Thursday 05, January 2017 by Jessica Combes

RAM Ratings reaffirms Brunei’s GA1(Pi) rating on sizeable sovereign reserves

RAM Ratings has reaffirmed Brunei's respective global- and ASEAN-scale ratings of gA1(pi)/stable and seaAAA(pi)/stable.

The ratings reflect the country's solid net asset position (around three times the size of its GDP), backed by sizeable sovereign reserves, which provide a strong buffer against near-term fiscal and external deterioration stemming from sharply lower energy prices in recent years.

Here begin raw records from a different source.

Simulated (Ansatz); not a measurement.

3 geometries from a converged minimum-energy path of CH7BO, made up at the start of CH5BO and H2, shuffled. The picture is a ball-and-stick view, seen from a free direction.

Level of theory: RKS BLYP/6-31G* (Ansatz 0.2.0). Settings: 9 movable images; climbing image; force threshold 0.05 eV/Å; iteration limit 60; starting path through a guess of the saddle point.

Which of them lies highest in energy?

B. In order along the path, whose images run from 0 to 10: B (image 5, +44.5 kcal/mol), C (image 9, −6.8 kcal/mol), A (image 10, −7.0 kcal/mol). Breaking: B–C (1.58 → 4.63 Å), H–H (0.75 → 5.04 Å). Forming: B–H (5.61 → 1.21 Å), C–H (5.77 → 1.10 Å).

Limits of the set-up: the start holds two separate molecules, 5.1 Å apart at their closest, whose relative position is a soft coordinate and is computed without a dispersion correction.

'Brunei's sturdy sovereign balance sheet is a strong anchor against output and price volatilities in the energy sector, considering its heavy reliance on hydrocarbons for fiscal and external performance,' notes Esther Lai, RAM's Head of Sovereign Ratings. The government registered a substantial fiscal deficit of 16.9 per cent of GDP in FY 2016, and projected to remain wide at 14.6 per cent of GDP in FY 2017 in view of depressed hydrocarbon revenue and a still-high expenditure level. That said, fiscal reserves are estimated to hold up firmly at 303.6 per cent of GDP as at end-FY 2017, after factoring in drawdowns to fund fiscal shortfalls. While Brunei's current account is expected to slip into a deficit of 4.1 per cent of GDP in 2017 owing to lower energy export receipts and increased imports in relation to large-scale projects, its foreign reserve holdings (24.9 per cent of GDP in 2015) are adequate to meet external liquidity needs.

The economy remains heavily concentrated in the hydrocarbon sector (comprises 58 per cent of overall GDP) and exposed to its vagaries, as seen in economic recessions in recent years triggered by production disruptions in the sector. Non-hydrocarbon sectors, however, lack vibrancy and are reliant on energy-related activities and public sector-driven investments.